The public’s reaction to the deadly beating of Tyre Nichols in Memphis in January 2023 has been virtually unanimous: a clear-cut case of police brutality.
The cops agree.
Police executives, rank-and-file officers, and union representatives from across the country also expressed their strong disapproval.
The president of the Fraternal Order of Police, Patrick Yoes, denounced the incident as “a criminal assault under the pretext of law.”
NYPD Commissioner Keechant Sewell described the Memphis officers’ conduct as “disgraceful.”
Here’s why they’re right.
After the initial encounter with Nichols, bodycam footage shows one officer saying to another that Nichols “made me [pepper] spray myself.”
A second officer seemed agitated at having had his glasses knocked off during the struggle, later saying “I hope they stomp his ass.”
A third appeared to have hurt his leg in the melee.
None of this excuses kicks to the head, punches to the face, or baton strikes doled out to a man who was not resisting. What it looked like was an unjustifiable beating handed out by hotheads.
Though it’s little consolation to Nichols’s family, Memphis authorities didn’t hesitate in punishing the offending officers. All five were swiftly terminated, arrested, and indicted for their outrageous behavior.
But this isn’t enough for some.
“We need to show the world what lessons we can learn from this tragedy,” District Attorney Steve Mulroy said during the press conference in which the charges were announced.
Perhaps the lesson is simply this: policing is a human endeavor and is therefore subject to the shortcomings of inherently flawed human beings, which means that some people, cops included, will sometimes act out of malevolence.
To the activists, however, bad police officers are not the exception, they’re the rule.

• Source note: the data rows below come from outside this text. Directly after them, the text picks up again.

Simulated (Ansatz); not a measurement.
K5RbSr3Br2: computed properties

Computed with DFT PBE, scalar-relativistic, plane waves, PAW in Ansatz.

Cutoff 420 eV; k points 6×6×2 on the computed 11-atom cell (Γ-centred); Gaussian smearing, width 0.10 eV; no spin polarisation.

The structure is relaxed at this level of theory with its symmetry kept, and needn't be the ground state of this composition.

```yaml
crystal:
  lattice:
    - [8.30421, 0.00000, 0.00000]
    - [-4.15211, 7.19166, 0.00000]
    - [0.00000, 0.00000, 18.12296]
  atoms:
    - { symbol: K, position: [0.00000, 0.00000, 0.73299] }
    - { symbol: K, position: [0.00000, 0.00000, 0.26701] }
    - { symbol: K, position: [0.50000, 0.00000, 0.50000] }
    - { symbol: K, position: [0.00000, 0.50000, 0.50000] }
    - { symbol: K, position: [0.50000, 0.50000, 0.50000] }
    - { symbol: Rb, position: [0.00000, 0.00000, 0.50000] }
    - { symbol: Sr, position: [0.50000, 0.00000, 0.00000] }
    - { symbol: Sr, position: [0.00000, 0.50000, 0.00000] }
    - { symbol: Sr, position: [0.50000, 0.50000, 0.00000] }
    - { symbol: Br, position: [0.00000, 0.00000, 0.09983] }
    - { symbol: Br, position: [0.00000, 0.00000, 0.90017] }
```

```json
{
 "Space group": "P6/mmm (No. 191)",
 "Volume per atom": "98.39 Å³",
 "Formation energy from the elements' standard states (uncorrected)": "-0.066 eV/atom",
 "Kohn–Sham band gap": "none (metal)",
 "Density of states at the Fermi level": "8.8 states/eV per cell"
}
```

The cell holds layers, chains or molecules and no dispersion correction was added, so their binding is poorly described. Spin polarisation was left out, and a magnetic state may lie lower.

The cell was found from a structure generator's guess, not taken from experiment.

Congresswoman Alexandria Ocasio-Cortez, for example, grumbled about “[t]he effort to separate the officers who murdered Tyre Nichols from the system of policing that produced them,” going on to assert that “Charges alone aren’t justice. Change is.”
But there’s good reason to separate the officers who beat Nichols from the institution of policing: their actions constituted a sharp departure from police training and practice. The available data show this to be true.